In contrast, OBR forecasts for the UK as a whole are effectively unchanged – the budget deficit for the UK as a whole is still expected to be 4.0% of GDP in 2015–16, despite the reduction in North Sea revenue forecasts. Scotland’s projected deficit in 2015–16 is now 4.6% of GDP higher than that for the UK as a whole. In cash terms this is equivalent to a gap of £7.6 billion. Unless oil and gas revenues were to rebound, onshore revenues were to grow more quickly than in the rest of the UK, or government spending in Scotland were cut, a similar sized gap would remain in the years ahead.

Why do the forecasting changes affect Scotland and the UK as a whole so differently? There are two reasons.

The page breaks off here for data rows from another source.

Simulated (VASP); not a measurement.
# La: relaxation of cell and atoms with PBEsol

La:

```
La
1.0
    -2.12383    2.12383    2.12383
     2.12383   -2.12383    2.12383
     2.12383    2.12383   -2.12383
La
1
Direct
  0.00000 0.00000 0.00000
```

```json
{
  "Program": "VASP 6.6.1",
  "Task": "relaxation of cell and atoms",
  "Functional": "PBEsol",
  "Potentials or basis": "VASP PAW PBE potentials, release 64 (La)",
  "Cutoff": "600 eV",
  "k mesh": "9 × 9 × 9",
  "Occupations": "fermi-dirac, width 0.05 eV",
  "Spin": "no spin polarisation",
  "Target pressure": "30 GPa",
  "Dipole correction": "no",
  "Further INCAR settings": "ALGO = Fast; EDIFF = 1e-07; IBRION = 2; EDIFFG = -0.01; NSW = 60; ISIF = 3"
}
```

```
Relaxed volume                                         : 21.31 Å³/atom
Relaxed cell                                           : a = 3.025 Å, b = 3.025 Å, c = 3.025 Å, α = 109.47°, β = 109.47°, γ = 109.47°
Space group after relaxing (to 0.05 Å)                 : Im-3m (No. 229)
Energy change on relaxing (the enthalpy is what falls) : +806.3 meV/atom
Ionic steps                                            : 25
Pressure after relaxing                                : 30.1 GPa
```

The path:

First, and most importantly, because most North Sea revenues are estimated to come from the Scottish portion of the North Sea (84% in 2013–14), and because the onshore economy and tax-base of Scotland is much smaller than that of the UK as a whole, a fall in this revenue stream has a much larger impact on Scotland’s fiscal position. For instance, the reduction in forecast revenues in 2015–16 is equivalent to around 0.8% of Scottish GDP but only around 0.1% of GDP for the UK as a whole.

Second, is the fact that the fall in oil and gas prices may have a positive impact on the onshore economy (by reducing energy costs, for instance). For the UK as a whole, this positive impact on the onshore economy may be big enough to more than offset the direct impact of lower oil and gas prices on North Sea revenues (A recent report by PWC suggests this is the case). This seems much less likely to be the case for Scotland – which accounts for the majority of the UK’s North Sea output and revenues, but only a small (close to population) share of onshore output and revenues.